Rian Johnson on Solving the F*cking Nightmare of Staging Glass Onion

Writer-director Rian Johnson‘s “Glass Onion: A Knives Out Mystery” boasts an impeccably cast comic ensemble that includes Daniel Craig, Edward Norton, Janelle Monáe, Kate Hudson, and Kathryn Hahn, all of whom Johnson credited with bringing great ideas to the film. Not that having a great cast made things easy — to the contrary, the expansive company of actors, combined with limited locations (even if one of them was the architecturally stunning structure that gives the movie its title) made the task of blocking far more difficult than it ever was in one of the action sequences of “Star Wars: Episode VII — The Last Jedi” or “Looper.”

“‘Knives Out’ only had a couple of scenes where everybody was in a room together talking,” Johnson told IndieWire, “and in those scenes, everyone’s sitting down for the most part, which makes it a lot easier. In ‘Glass Onion,’ there were a bunch of scenes where we were in that huge set that we call the atrium, and it’s everybody milling around doing really complicated things and talking to each other. And yeah, it was a fucking nightmare.”

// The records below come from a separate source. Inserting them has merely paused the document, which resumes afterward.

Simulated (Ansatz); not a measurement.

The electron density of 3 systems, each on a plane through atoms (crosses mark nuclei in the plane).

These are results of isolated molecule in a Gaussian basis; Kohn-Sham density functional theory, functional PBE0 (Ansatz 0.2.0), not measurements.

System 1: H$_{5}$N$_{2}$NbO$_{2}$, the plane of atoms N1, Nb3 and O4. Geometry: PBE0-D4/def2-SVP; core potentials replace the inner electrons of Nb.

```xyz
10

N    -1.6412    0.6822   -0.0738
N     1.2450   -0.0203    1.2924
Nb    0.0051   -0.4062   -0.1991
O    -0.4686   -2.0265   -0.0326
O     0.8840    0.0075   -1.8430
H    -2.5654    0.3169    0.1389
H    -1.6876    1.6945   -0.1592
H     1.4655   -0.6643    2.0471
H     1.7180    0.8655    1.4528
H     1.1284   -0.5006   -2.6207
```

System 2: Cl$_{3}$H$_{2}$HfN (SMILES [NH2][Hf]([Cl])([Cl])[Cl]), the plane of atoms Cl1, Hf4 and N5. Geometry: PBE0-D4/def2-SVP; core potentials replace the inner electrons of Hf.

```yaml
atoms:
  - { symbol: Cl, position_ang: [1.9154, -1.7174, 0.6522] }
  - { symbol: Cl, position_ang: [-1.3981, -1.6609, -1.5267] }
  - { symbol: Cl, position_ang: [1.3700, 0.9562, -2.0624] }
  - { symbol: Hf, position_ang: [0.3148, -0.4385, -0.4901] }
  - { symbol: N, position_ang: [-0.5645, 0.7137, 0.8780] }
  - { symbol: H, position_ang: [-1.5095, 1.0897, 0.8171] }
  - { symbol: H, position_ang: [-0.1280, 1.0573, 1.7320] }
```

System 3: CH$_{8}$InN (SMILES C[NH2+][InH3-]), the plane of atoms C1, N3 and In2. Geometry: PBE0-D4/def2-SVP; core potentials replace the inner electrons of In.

To solve the staging problems, Johnson looked to directors who he felt had perfected the technique and examined how they achieved their effects. “It was a great kind of growth experience because, even more than the first movie, it made me go and take a look at directors who are great at staging like Spielberg, who I think is the modern master of it. Or looking at the way [Orson] Welles creates shapes in the frame using the blocking of his actors, or Michael Curtis — directors who are masters at creating frames with shapes of people very deliberately. As opposed to thinking in terms of cool shots or camera movement, thinking in terms of the tools to create the shape of the frame, which are the bodies in the frame, and how does that reflect the dynamics of the scene?” For Johnson, the key was figuring out how to place actors in the frame in a way that would help serve the needs not only of the relationships but the overall mystery. “We’re layering in quite a bit of information and trying to get you to look at certain moments. How can the blocking help that? It becomes its own game, a complicated, tough game. It was a real challenge.”